Shryock said some students’ biggest challenge is the mentality that there are no more options for them to be active, but she said she hopes events such as adapted sports night will continue to attract students.

“[Tonight] is a way to showcase people who have already found their opportunities as well as introduce new people who may not be aware of how people with disabilities can get involved,” Shryock said.

The Austin Blackhawks, a visually impaired baseball team based in Austin, tabled at the event to recruit UT students for its nine-time world championship team.

“I’d like to say that we have some of the most athletic and talented players out there,” head coach Jonathon Fleming said. “In some cases we may not be the most talented, but we work great as a team.”

Fleming said one of the club’s biggest goals is to get visually impaired students and adults outside and involved in exercising, as one of the biggest health problems faced after becoming blind is the sedentary lifestyle that can follow.
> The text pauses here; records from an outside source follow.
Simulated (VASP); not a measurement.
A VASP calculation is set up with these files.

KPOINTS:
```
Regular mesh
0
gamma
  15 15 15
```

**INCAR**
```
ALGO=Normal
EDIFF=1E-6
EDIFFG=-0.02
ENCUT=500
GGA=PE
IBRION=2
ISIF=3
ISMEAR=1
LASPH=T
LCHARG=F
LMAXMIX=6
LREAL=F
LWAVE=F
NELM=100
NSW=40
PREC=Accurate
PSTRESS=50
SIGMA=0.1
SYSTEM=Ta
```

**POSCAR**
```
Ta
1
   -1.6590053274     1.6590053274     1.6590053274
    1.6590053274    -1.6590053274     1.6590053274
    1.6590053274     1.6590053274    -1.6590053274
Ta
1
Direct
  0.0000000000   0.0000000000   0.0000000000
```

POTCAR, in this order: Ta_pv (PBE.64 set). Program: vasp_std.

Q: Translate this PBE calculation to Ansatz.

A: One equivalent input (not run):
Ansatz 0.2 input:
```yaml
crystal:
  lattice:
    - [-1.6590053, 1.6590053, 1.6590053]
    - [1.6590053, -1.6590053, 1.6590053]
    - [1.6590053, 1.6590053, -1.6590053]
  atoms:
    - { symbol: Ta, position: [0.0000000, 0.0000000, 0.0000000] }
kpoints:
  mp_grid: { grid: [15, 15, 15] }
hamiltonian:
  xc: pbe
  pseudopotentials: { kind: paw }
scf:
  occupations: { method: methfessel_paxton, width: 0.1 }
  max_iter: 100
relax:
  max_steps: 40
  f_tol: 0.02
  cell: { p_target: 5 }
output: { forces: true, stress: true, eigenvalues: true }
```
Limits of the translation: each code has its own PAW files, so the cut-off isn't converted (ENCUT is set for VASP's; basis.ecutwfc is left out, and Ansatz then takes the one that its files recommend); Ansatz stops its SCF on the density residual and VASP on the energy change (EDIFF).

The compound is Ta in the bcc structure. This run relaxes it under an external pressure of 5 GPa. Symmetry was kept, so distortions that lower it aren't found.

Zoe Colaluca, a communication sciences and disorders junior, said growing up in a wheelchair, she wasn’t exposed to sports in the same way as some of her peers, which affected how she viewed her athletic ability.

“[A lack of exposure] has definitely contributed to me feeling like I don’t want to go out and look for sports,” Colaluca said.

Throughout the night, Colaluca said she tried out wheelchair racing and visually impaired basketball. Colaluca said she also became interested in wheelchair racing and is now looking to get involved.